Management Team Development
Improve your Management Team
We have three principles of Team Development:
“Safe, but not Risk-free”
Self-Awareness leading to Other Awareness
Link to Business Issues
A practical example:
How GMD has used MBTI to manage change, refocus leadership, and increase momentum in a top-player in Financial Services:
This company had undergone enormous growth, bringing together three new parts to the business, with a workforce of approximately 2.300 and a leadership group of around 150.
The organization understood people as being the key to its future success and believed that by understanding yourself, you become aware of your impact on others and through this you can lead the business effectively. By understanding others, your interpretation of their actions could be more accurate and effective. This philosophy formed the backbone of a series of leadership development seminars which was introduced to the firm following the restructure.
The company needed help to manage change and drive integration after this growth period, encourage the development of leader skills, align development corporate values, and add much needed momentum to all their efforts.
To ensure the Group Management Team had clarity, insight, and consistency around the direction of the business, and to enable it to share this information to drive, motivate, and empower the wider employee base, the development workshops aimed to refresh and refocus existing leadership skills, concentrating more on interpersonal qualities and potential pitfalls rather than financial acumen.
The company, along with GMD, decided that top teams would be trained in the application of the Myers-Briggs Type Indicator personality questionnaire as well as to build explicit psychological contracts between the CEO staff, Regional Managing Directors, and Country Managing Directors.
The MBTI concentrates on your psychological preferences how you like to do things and where you are strong. At the same time, it doesn’t tell you what you can or cannot accomplish, so it doesn’t jam you into a certiain ‘box’ or give you a ‘label’, explained the HR Director, one of the participants. Allowing everyone to be themselves, rather than telling them they had to change who they were, allowed them to relax and learn.

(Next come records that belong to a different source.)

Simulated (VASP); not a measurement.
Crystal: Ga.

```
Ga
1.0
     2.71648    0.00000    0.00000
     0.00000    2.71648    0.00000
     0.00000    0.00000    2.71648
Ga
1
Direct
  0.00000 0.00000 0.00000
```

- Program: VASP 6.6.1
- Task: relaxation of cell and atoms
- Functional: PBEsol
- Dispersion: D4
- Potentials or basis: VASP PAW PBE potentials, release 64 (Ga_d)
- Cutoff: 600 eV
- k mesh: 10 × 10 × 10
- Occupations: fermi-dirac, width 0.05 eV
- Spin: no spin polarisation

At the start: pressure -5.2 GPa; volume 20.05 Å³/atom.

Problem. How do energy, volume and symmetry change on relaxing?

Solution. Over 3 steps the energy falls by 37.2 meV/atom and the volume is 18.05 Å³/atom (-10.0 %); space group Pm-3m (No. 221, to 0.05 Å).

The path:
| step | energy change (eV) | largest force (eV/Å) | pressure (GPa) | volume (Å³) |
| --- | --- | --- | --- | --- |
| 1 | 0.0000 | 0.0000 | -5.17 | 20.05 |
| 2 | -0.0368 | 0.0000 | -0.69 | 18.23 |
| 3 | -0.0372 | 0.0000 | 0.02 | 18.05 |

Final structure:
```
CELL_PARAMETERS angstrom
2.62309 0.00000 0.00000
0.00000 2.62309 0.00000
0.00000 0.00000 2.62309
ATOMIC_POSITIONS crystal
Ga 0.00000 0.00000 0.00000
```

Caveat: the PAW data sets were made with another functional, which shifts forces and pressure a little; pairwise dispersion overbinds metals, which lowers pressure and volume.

The MBTI Step II questionnaire was chosen. Based on the same four dichotomies as the MBTI Step I questionnaire, it provides in-depth perspective around interpersonal, communication and problem solving styles. It is a bit ‘big’ for only doing a team session, but if you want to follow up those sessions with team effectiveness and individual coaching, the MBTI Step II is a great tool.
The workshops were designed to be seen as part of leadership development, rather than one-off events and the launch of the first event, took place in January 2008 for the top leadership group. This was followed by an event in March and another in July. The last two workshops focused on using MBTI in how to deliver projects, how to create a strategy-supportive culture, and how to construct rewards around delivery and implementation.
In advance of the day, participants completed the MBTI Step II questionnaire (about 40 minutes work). GMD then spent the first part of the workshop providing feedback and insight into the tool. The participants spent time reviewing their own insights, discussing what the preferences meant, and comparing and contrasting within their team. They discussed this with reference to their own interpersonal styles, their leadership styles, and what they would like to improve upon in the team interactions.
Since the introduction of the seminars, staff survey results have shown quarter on quarter improvements in performance, particularly in the key areas of leadership and desire of people to remain with the firm, many countries reaching ‘best in class’ status. The successes experienced in the workshops branched out into better interactions and helped support company growth. They are now #1 in Europe, in their field, with many new market areas seeing triple-digit growth and plenty more of that to come. It is important for the team to have open communications, articulated assumptions, and clear expectations of each other so that they function smoothly and efficiently. Trying to maintain the team identity and comradery is key when team members have their own regions and countries to run and where the level of trust needs to be high enough to overcome misunderstandings and clashing business agendas. To overcome this, GMD ran a programme for this group ‘and many others’, using the MBTI approach to understand:
- Decision Making
- Assumptions & Expectations
Participant feedback could not have been more positive. They indicated that the MBTI framework was interesting, but they had not fully appreciated the value that it could add until they started to employ it as a business tool.